Cinema Faith Grade


When I stumbled across Mute on Netflix, I was fairly excited. Duncan Jones, the man who brought us Moon and Source Code, directed it. Surely it would be an excellent sci-fi noir piece…Right?

Silence vs. Loudness

Mute centers around an Amish man named Leo (Alexander Skarsgård) who had a terrible accident when he was young that ruined his vocal chords. Leo loves Naadirah (Seyneb Saleh), a server with a mysterious past who works at a racy, futuristic nightclub. Right when she is about to tell Leo everything, she disappears, sending Leo on an hour and a half journey to figure out what happened to her. It proves to be difficult, as he cannot outright communicate with others.

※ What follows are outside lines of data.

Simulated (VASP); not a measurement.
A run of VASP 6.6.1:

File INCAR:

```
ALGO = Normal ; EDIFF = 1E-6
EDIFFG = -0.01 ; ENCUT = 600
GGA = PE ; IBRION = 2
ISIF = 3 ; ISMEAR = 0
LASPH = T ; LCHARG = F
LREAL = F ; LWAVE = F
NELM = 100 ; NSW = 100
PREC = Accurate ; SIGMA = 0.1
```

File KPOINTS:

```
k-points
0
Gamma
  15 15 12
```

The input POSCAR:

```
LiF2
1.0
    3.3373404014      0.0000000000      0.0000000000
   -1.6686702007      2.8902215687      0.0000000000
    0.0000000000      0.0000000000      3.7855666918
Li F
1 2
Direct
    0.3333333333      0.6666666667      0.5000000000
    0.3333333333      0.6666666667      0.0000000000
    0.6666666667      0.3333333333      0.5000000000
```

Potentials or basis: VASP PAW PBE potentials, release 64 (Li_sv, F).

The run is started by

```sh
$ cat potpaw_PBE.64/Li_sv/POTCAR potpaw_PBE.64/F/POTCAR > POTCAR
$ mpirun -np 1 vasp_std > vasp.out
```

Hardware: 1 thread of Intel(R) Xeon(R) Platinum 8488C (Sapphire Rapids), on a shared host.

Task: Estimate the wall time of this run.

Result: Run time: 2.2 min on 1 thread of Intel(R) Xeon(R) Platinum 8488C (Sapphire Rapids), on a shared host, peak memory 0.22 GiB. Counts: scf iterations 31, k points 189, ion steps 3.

Skarsgård does what he can with the mute role, but he is given only so much material to work with. For most of the film it is hard to connect and feel for this character that we are supposed to care about as he goes around smashing heads and aggressively holding notes and pictures in front of people’s faces. That being said, he does have certain moments with Naadirah where we see him play a shy, loving type. This contrasts with the harsh and merciless man that he becomes later. It is also interesting to watch Leo, an Amish man, interact in a city filled to the brim with technology, particularly when he must figure out how to use some of it to try to find Naadirah. One of his most shining moments is when he meets the young daughter of Cactus Bill (Paul Rudd).

Now, Cactus is the exact opposite of Leo. He is loud, lewd, and violent. He is a deserter from the United States Army, and together with his friend Duck (Justin Theroux), he tortures people for the underworld in hopes of earning a new life for him and his daughter. Paul Rudd typically plays funny and ridiculous characters, so it is intriguing to see him play a grittier and more serious role. Though for most of the film it is hard to see how their story connects to Leo’s, Cactus and Duck are more exciting to watch as they do everything from bantering, torturing, bowling, and drinking together. One moment they are calling each other “babe,” and the next they are at each other’s throats for sometimes serious, oftentimes trivial matters. But underneath their hard and boisterous exteriors lies a love for Cactus Bill’s daughter. In fact, it is hard to care for Leo’s plight when these two are on screen.

Pacing is Everything

At two hours and six minutes long, Mute could have benefited from some more attention in the editing room. The visuals of the futuristic city are great and most of the main characters are great, but the film suffers from slow and uneven pacing in the beginning. Leo, for instance, spends several scenes showing us how much he loves Naadirah. He gives her gifts, defends her honor, takes her out on a date, makes her tea, etc. This lasts for nearly the first forty minutes of the movie. Consolidating some of these scenes would have helped the film immensely, but as it stands, many viewers may check out within the first half of Mute.

It is unfortunate, for the film does partly redeem itself in the last half. The pace is faster; the scenes hold more weight; there are many surprising (and some predictable) reveals; and it all climaxes with Leo’s encounter with the truth about Naadirah.

Melting Maketh Man

Mute begins with an Amish proverb that reads, “In order to mold his people, God often has to melt them.” Throughout the film, Leo and Cactus Bill are being melted. Both become violent during the process, both for reasons that they believe to be right. Leo eventually comes out of his molding and becomes the man that he was meant to be; Cactus Bill breaks out as well, but his metamorphosis is not what he had hoped. So often in this life, God puts events or people in our melting pot. How we react to these situations will result in either our molding or shattering. I would hope that this melting process would not involve going on a smashing or torturing spree, but Mute’s observance of this progression is a thought-provoking one that may bring up some discussion. It is a shame, then, that Mute’s interesting themes and characters are bogged down by a slow and unmotivated first half that may turn many away.